Tuesday, October 25, 2005

"But...but we're still learning..."

File this under the "Inexcusable Behavior" category.

Under the Patriot Act and its progeny, the intelligence gathering mechanisms of the federal government have been given broad powers to spy on people residing in the US. Those of us who screamed about the violation of Constitutional guarantees were told to chill out, the government would never abuse these new powers.

Yeah, right!

Yesterday's Washington Post and today's NY Times report on just such problems.

Civil rights advocates called on Monday for Congress to increase its oversight of the Federal Bureau of Investigation's surveillance of suspects in intelligence investigations, in light of newly disclosed records indicating that the F.B.I. had violated the law.

But the bureau defended its record, saying it had been diligent in policing itself and in correcting lapses that it considered to be largely technical and procedural.

The debate was prompted by a set of internal F.B.I. documents made public on Monday that disclosed at least a dozen violations of federal law or bureau policy from 2002 to 2004 in the handling of surveillance and investigative matters. ...
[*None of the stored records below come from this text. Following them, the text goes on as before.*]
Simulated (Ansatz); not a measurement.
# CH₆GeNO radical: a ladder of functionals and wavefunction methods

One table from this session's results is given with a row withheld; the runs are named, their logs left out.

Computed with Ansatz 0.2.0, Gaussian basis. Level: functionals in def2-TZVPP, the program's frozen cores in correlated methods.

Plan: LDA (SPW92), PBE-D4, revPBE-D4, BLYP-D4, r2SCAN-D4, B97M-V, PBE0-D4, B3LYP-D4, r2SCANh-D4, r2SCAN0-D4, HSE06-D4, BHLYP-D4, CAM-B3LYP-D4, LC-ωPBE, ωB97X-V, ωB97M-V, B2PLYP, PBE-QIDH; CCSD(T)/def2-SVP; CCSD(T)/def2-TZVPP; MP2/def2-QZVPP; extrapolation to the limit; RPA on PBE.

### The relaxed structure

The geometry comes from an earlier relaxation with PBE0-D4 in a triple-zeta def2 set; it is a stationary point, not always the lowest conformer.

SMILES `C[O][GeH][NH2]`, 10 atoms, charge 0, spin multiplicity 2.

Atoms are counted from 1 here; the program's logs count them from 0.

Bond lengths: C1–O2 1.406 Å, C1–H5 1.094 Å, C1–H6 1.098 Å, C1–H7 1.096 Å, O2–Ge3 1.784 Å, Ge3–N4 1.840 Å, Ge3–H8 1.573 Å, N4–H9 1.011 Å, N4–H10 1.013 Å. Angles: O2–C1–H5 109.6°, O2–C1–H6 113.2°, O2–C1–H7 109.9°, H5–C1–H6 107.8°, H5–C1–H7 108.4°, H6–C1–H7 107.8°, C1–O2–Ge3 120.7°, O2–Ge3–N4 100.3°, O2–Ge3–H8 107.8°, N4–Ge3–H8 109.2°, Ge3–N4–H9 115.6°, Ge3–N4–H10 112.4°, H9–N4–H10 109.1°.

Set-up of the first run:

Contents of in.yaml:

While most of the cases appeared to be related to intelligence and national security investigations in field offices around the country, the bureau blacked out virtually all details about the exact nature of the investigations. The documents were obtained through a public records act request by the Electronic Privacy Information Center, a group that lobbies for greater privacy rights and civil liberties, and were first reported on Monday in The Washington Post.

Officials at the privacy center said the documents suggested abuses of authority by the F.B.I. under the expanded powers granted under the USA Patriot Act, the antiterrorism law that Congress is to consider extending in coming weeks. The privacy group said Congressional oversight committees had never been properly informed of the possible violations, and it called on Congress to exercise greater oversight.
[Emphasis added]

Of course, the FBI had a wonderful excuse just lying around waiting to be used.

It said the lapses cited in the internal reports reflected not an abuse of power, but rather an unfamiliarity by some agents with new protocols on intelligence investigations after the Sept. 11 attacks.

"You have a very steep learning curve," said John Miller, a spokesman for the F.B.I. "The rules changed in midstream, and agents have had to learn how to report these things out and where the lines are. This is probably something that will get better with experience and time, but right now, we're in a period of transition and people are learning."
[Emphasis added]

Sorry, boys, that ain't gonna get it. September 11 did not change the Constitution, last I checked.

And, yes, it's hard work getting trained in new procedures, but it's required when civil rights are involved. Besides, if these cases just involved a few rookie mistakes, then why the heavy-handed editing of the report?

No, the excuses don't fly, nor should a renewal of the Patriot Act. This kind of behavior is inexcusable.